Huawei shrugs off US sanctions with a bumper 2023
Chinese technology company Huawei is recovering strongly from the earlier impact of US sanctions, with sales up 9.6% and net profit 144% in 2023, company figures released on March 29 show.
Year-on-year sales growth rocketed 26% in the fourth quarter, led by strong demand for the company’s Mate 60 Series smartphones, with the Mate 60 Pro showing strong uptake. Introduced at the end of August, the Mate 60 Pro defied US tech restrictions with its 5G capability and Kirin 9000S processor designed by Huawei subsidiary HiSilicon.
The Kirin 9000 chip is fabricated by Chinese IC foundry SMIC using a 7nm process. With SMIC also under US-led sanctions and unable to buy advanced EUV lithography systems from ASML of the Netherlands, the US Commerce Department had likely thought that would be impossible.
Huawei’s operating margin rose from 6.6% to 14.8%, primarily due to higher sales. The unusually high 19.1% operating margin reported in 2021 was supported by the disposal of the low-end Honor cell phone business and other items. If asset sales are not counted, the margin was less than 10%.

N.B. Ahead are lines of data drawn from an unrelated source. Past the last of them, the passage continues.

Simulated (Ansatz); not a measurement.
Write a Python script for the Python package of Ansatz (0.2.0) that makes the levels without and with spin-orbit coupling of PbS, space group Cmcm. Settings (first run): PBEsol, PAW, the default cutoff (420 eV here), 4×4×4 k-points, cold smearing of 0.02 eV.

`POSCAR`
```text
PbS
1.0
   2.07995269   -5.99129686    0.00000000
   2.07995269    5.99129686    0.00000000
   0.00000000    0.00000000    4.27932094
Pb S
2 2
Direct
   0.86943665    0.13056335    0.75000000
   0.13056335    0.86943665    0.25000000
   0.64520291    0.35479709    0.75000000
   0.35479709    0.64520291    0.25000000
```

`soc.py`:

Full-year 2023 sales growth was led by consumer products – cell phones, tablet PCs, watches, wearable fitness monitors – which were up 17.3%. Sales of ICT (information and communications technology) infrastructure, largely for 5G networks, were up 2.3%.
Huawei is diversifying but ICT infrastructure still accounted for more than half of total sales and consumer products for more than 35%.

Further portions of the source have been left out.